In-service teachers at Bugema University, under the Institute of Professional Growth (IPG), have demonstrated how everyday local materials can be transformed into powerful teaching aids during a recent Educational Technology Display held under the theme “Educating for Ethical, Inclusive and Accountable Citizens through Innovation.”
The display, mounted by Year Two students pursuing the Educational Technology course, brought together a wide variety of teaching materials made from locally available resources such as banana fiber and grains. Through colorful, hands-on exhibits, the trainee teachers showed how items often dismissed as ordinary household or agricultural products can be repurposed into instructional tools that make abstract concepts visible, tangible and memorable for learners.

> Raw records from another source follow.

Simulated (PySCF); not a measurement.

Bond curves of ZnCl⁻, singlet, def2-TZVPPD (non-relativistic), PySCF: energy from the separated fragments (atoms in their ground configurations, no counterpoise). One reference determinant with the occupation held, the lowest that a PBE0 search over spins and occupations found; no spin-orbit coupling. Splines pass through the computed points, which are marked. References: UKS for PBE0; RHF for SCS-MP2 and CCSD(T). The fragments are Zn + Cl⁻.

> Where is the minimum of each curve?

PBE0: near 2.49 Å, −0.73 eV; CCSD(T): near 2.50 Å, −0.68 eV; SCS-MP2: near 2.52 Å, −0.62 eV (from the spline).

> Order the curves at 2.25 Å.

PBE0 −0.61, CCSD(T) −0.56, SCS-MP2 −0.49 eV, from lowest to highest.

Inservice Student Presenting his work
The exhibition was designed to challenge a long-standing assumption in the education sector that meaningful classroom learning depends solely on access to modern, and often expensive, technology. Instead, the IPG team used the platform to remind both pre-service and in-service teachers that creativity, observation and resourcefulness are equally valuable tools in any classroom, especially in rural and under-resourced schools where digital equipment may be scarce or completely unavailable.
Speaking during the event, one of the facilitators, Madam Nakiwala Danna, emphasized the importance of grounding teaching practice in the learner’s immediate environment. “Learning can also be done with local materials and not only technology,” she said, adding that such an approach makes lessons more relatable, more affordable and more inclusive. She noted that when teachers draw from what learners can already see, touch and recognize from their day-to-day lives, the journey from classroom theory to real-world application becomes much shorter.
Madam Nakiwala further explained that the Educational Technology course is deliberately designed to build the trainee teacher’s confidence in improvising. Whether using banana fiber to model the structure of a plant cell, or grains to teach early counting and arithmetic, the goal is to equip teachers with skills that work in any school setting, whether in a well-funded urban institution or a remote village classroom with limited supplies.

Some of the good work made by Inservice Students
The hands-on nature of the exercise drew enthusiastic feedback from the trainee teachers themselves. Tusiime Lilian, one of the participating students, described the experience as both “cool and exciting.” She explained that because the materials are sourced locally, they are easy to access, easy to replace and easy to adapt for different age groups and subjects. According to her, this makes the learning process not only practical but also genuinely inclusive, as no learner is left behind for lack of imported or expensive teaching aids.
“The process has empowered me with knowledge that I can pass on to my own learners,” Tusiime said, noting that the skills gained will be especially useful as she prepares to head out for her second school practice. She added that her experience at the display has reshaped how she views her role as a teacher from a person who delivers content, to one who creates learning experiences out of the resources available within the community she serves.
The Director of IPG, Madam Basemera Collins, reaffirmed the institute’s commitment to ensuring that lessons learnt during such activities translate into real, measurable classroom practice. She revealed that supervision of student teachers during school practice goes well beyond a routine tick-box assessment. Supervisors deployed by IPG actively look out for evidence that trainees are applying the innovative, locally grounded approaches they were exposed to at Bugema University.
“When we go out to supervise them during their school practice, we check whether they are really transferring that kind of knowledge to their classrooms,” Madam Basemera explained. She emphasized that this follow-up loop is what gives the training programme its credibility, ensuring that innovation does not end at the exhibition tables but instead flows into the lessons that real children sit through every day.
The Educational Technology Display reflects Bugema University’s broader commitment, through IPG, to producing teachers who are not only academically grounded but also ethically responsible, inclusive in their approach, and innovative in their methods. By encouraging trainee teachers to look around their immediate environment for teaching resources, the institute is preparing a generation of educators who can deliver quality lessons regardless of the resource constraints they may face once posted to the field.
The exhibition closed with a call from facilitators for trainees to keep building on the spirit of innovation both during their upcoming school practice and throughout their teaching careers so that the values captured in the theme of ethical, inclusive and accountable citizenship are passed on to the next generation of Ugandan learners.